For seven years now, I have listened to Mary’s song, the Magnificat, differently than before. I realize now that she tells a true story of what happens when you say “yes” to Jesus. Jesus comes and turns the world upside down…and in the process, really turns it right-side up.
Being Elijah’s mom has done for me almost everything that Mary sings about. My lowly, grieving, barren spirit was filled, quite literally, with the joy of this child. But this child also knocked me off my throne in painful and transforming ways.
I’ve learned things that I didn’t ever want to know about people I love as they reacted to him. There have been intentionally and unintentionally hurtful, off-the-cuff comments by folks who would swear they weren’t racist. My pride was shattered when I realized that I had no idea how to take care of my child’s hair. His arrival made me aware, quite suddenly, of how white my world was.
We had to work hard to find doctors, teachers, barbers, neighborhoods, and schools where Elijah would not be the only brown face and where he would have good role models. I began to realize how much I had been protected in my life; what things I have been privileged not to experience. I began to listen to the stories told by parents of other black children.

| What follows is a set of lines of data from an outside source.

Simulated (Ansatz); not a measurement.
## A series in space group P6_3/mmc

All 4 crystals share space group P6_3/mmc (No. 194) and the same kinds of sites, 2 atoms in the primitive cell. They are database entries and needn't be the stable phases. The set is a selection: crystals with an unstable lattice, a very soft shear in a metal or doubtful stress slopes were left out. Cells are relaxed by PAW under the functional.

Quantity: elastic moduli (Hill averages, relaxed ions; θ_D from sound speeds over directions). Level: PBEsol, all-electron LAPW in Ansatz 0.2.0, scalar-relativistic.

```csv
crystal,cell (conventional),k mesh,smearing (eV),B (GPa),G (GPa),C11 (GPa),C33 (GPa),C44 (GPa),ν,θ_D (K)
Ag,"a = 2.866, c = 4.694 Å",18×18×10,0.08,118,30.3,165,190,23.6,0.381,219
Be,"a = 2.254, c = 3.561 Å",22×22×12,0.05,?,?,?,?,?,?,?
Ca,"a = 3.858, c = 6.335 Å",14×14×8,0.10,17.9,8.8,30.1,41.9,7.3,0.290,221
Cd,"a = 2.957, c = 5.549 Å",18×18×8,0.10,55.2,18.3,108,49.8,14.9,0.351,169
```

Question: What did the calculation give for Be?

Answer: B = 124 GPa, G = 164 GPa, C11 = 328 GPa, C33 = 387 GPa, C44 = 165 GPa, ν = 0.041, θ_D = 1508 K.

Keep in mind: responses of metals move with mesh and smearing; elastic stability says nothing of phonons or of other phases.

I have cried myself to sleep many nights wondering how I could ever do this little boy justice, heartbroken for the world in which he would be raised, and for the systemic injustices that exist and to which I was so naïve. I found myself becoming an advocate in ways that I never imagined…and in ways that, sometimes, catch my white family and friends off guard.
In the same way that I, as a young woman in a predominantly-male career, know that I have to be extra sharp to prove to folks my right to stand in pulpits, I find that I often hold Elijah to a higher standard behaviorally and academically. I catch myself living out fears that he will be judged by assumptions that are too easily made about young black boys who act up, and those are not the fears that I have for my white son with similar little-boy antics.
I have wrestled with sin in my own life, once catching myself crossing the street when approached by a group of black teenagers walking home from school. I panicked when I realized that I had internally made assumptions about these teens based on how they looked. I recoiled in horror to realize that I could have just crossed the street on my own son—the sweet child who insists on buying me flowers at the grocery story, who loves to read, and who, at seven years old, insists on wearing baggy pants because they’re “comfy.”
I said “yes” to Jesus when I was 17 years old and that yes led me down a path that brought me Elijah. How could I have ever known how that yes would knock me off my throne, confront my sins, my fears, my prejudices, and place me in solidarity with the real struggles of folks whose history is to be marginalized and oppressed? How could I have ever known that the one who would fill my life with the greatest joy and deepest blessing, with abundant laughter, love, and life would challenge me in so many ways? I preach a lot of nice words about how Jesus’ mission in the world is to make broken places whole. What I never realized was that I would be one of those broken places. Best beware of what might happen when you say “yes” to Jesus.